But that's the way Steve is. I always looked at his attitude as one of confidence, not cockiness.
If ever a game reflected the struggles of the Silver Streak football program in this decade, a 57-0 loss to Sterling in 1993 was just that.
Watching that game was actually no different that witnessing other routs that over a period of time get lost in a daze. But the sheer lack of futility and embarrassment must have got to me that night. And when a local radio broadcaster praised a 14-yard Galesburg gain in the 4th quarter like it was the play of the century was, I really lost it.
I wrote an article about that game the next week. When it came time to generate a headline, I chose something simple: 57-0. That said it all.
And then all hell broke loose.
The phone calls poured in. I was stopped in restaurants and bars. I needed Brad Stevenson for a bodyguard. Most of the anguish I took was in defense of Bill Allison, who was then the head football coach. I tried to explain to his numerous defenders it was nothing against Bill. Hell, I like Bill.
A week later, two journalism students from GHS were sent out to interview me. I agreed to the interview but wondered why they wanted to talk to me. It didn't take long to find out. ''Why don't you like Bill Allison?'' was the first question fired at me.
I asked the two students interviewing me if it would have been all right to use the headline ''57-0'' if Galesburg had won?
Sure, they said, that would be fine.
Mrs. Schott's Glare
At Cinergy Field in Cincinnati a few years ago, I completed a couple of interviews in the Reds clubhouse and took the elevator up to the press box. Longtime Reds broadcaster Marty Brennaman got on with me and we talked about one of our favorite topics, college basketball. It was pretty one-sided; Brennaman's a huge North Carolina fan but he was stunned to find out I knew why the Tar Heels had that particular nickname.
Then the elevator stopped, two levels up. The door opened and Marge Schott strolled in. She said hello to Brennaman and then looked at me, really sized me up.
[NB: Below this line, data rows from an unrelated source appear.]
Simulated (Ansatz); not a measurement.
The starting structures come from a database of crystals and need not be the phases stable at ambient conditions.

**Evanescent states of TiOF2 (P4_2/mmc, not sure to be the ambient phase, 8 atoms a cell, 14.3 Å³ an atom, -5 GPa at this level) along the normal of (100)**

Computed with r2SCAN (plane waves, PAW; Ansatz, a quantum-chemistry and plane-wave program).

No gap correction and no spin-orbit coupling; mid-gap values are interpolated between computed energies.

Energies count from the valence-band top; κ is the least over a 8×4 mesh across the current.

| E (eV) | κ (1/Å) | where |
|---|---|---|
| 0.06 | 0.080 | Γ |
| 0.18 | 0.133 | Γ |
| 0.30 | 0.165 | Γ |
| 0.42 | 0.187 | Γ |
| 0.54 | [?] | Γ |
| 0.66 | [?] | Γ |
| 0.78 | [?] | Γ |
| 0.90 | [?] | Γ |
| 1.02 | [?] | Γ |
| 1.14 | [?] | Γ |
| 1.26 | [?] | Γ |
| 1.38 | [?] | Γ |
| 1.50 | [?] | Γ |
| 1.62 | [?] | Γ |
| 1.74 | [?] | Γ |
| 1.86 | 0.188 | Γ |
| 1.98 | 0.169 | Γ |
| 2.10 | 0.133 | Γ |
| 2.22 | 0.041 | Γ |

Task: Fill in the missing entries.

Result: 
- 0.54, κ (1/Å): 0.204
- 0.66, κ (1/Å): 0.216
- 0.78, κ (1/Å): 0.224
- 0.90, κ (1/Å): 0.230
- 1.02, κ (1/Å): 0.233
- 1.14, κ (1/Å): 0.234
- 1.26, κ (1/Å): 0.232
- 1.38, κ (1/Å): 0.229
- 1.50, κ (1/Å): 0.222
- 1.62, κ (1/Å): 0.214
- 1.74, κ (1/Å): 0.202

''Who are you, young man,'' asked Schott ''and who do you work for?''
I'm reasonably sure Marge had never heard of The Zephyr but I knew her husband (who died in 1969) owned a good chunk of land in East Galesburg so I went ahead and told her.
''Galesburg,'' said Marge. ''I've been there. Wonderful town, great place.''
Watson's Drive and Joey's Block
Back to the Silver Streaks.The two most exciting plays I've seen in the last 10 years were these.
One was a coast to coast drive by Molly Watson in Galesburg's Sectional victory over Freeport in 1996. It sealed the win and was a big turning point in the girls program at GHS that's culminated in four consecutive State appearances.
The other was a play created by Joey Range in Rock Island in 1998. The Rocks missed two shots, the ball was loose on the floor and a Rock Island player picked up the loose ball and attempted another shot.
Range blocked the shot and the ball rolled towards the Galesburg basket. A Rock Island player gingerly went after it. Out of nowhere came Joey, a blur of speed with the intention of scooping it up and slamming home a dunk.
He missed it by one step. It would have been a hell of a play.
When President Clinton came to Galesburg in 1995, I was mildly amused at the response of local Republicans. Back then, Norm Winick (Zephyr Publisher) was the Chairman of the local Democratic Committee and he was swamped with calls from people trying to get access to the President.
That's to be expected from local Democrats. But it was also local Republicans calling. And while seeing the President in person is a once in a lifetime thing, I never said a word to Norm because he was being bugged to much by other people. I didn't vote for Clinton, didn't like him and had little respect for him anyway.
A few days before the President arrived, Norm asked Mike Kroll and me if we would cover Clinton's visit by observing the press area and talking to the various national correspondents who travel with the President. We both loved the idea and agreed to it.
It was a memorable day for both Mike and myself. We saw the President, talked to Wolf Blitzer of CNN, Rita Braver of CBS and Brit Hume, (who was then with ABC) and other folks who we had always seen on television.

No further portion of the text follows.